0865971447 978-0865971448 June 1, 1997 2

The Justices, who are virtually unaccountable, irremovable, and irreversible, have taken over from the people control of their own destiny.

— Raoul Berger

It is the thesis of this monumentally argued book that the United States Supreme Court—largely through abuses of the Fourteenth Amendment to the Constitution—has embarked on "a continuing revision of the Constitution, under the guise of interpretation." Consequently, the Court has subverted America's democratic institutions and wreaked havoc upon Americans' social and political lives.

One of the first constitutional scholars to question the rise of judicial activism in modern times, Raoul Berger points out that "the Supreme Court is not empowered to rewrite the Constitution, that in its transformation of the Fourteenth Amendment it has demonstrably done so. Thereby the Justices, who are virtually unaccountable, irremovable, and irreversible, have taken over from the people control of their own destiny, an awesome exercise of power."

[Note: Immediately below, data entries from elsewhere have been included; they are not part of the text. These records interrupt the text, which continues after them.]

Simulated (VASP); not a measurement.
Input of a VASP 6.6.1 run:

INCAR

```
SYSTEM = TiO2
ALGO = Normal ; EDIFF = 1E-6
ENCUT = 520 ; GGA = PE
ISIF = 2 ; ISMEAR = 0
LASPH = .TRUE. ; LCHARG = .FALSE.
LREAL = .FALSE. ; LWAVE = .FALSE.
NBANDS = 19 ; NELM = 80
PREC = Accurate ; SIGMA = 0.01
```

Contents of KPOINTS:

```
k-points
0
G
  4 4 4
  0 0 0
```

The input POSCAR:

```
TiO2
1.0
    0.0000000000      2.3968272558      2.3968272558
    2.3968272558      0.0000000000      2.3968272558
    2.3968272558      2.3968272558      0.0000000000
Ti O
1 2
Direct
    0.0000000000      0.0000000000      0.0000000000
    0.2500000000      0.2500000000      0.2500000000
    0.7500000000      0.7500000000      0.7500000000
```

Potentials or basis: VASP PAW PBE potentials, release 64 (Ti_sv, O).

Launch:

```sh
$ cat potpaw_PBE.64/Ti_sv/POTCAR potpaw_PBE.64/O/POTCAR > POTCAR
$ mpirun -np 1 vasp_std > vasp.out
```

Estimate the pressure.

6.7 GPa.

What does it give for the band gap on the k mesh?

The Court has accomplished this transformation by ignoring or actually distorting the original intent of both the framers and the supporters of the Fourteenth Amendment. In school desegregation and legislative reapportionment cases, for example, the Court manipulated the history, meaning, and purpose of the amendment's Equal Protection Clause in order to achieve a desired political result. In cases involving First Amendment freedoms and the rights of the accused, the judges converted the Fourteenth Amendment's Due Process Clause into a vehicle for the nationalization of the Bill of Rights. Yet these actions were nothing less than "usurpations" that robbed "from the States a power that unmistakably was left to them."

This new second edition includes the original text of 1977 and extensive supplementary discourses in which the author assesses and rebuts the responses of his critics.

Raoul Berger retired in 1976 as Charles Warren Senior Fellow in American Legal History, Harvard University.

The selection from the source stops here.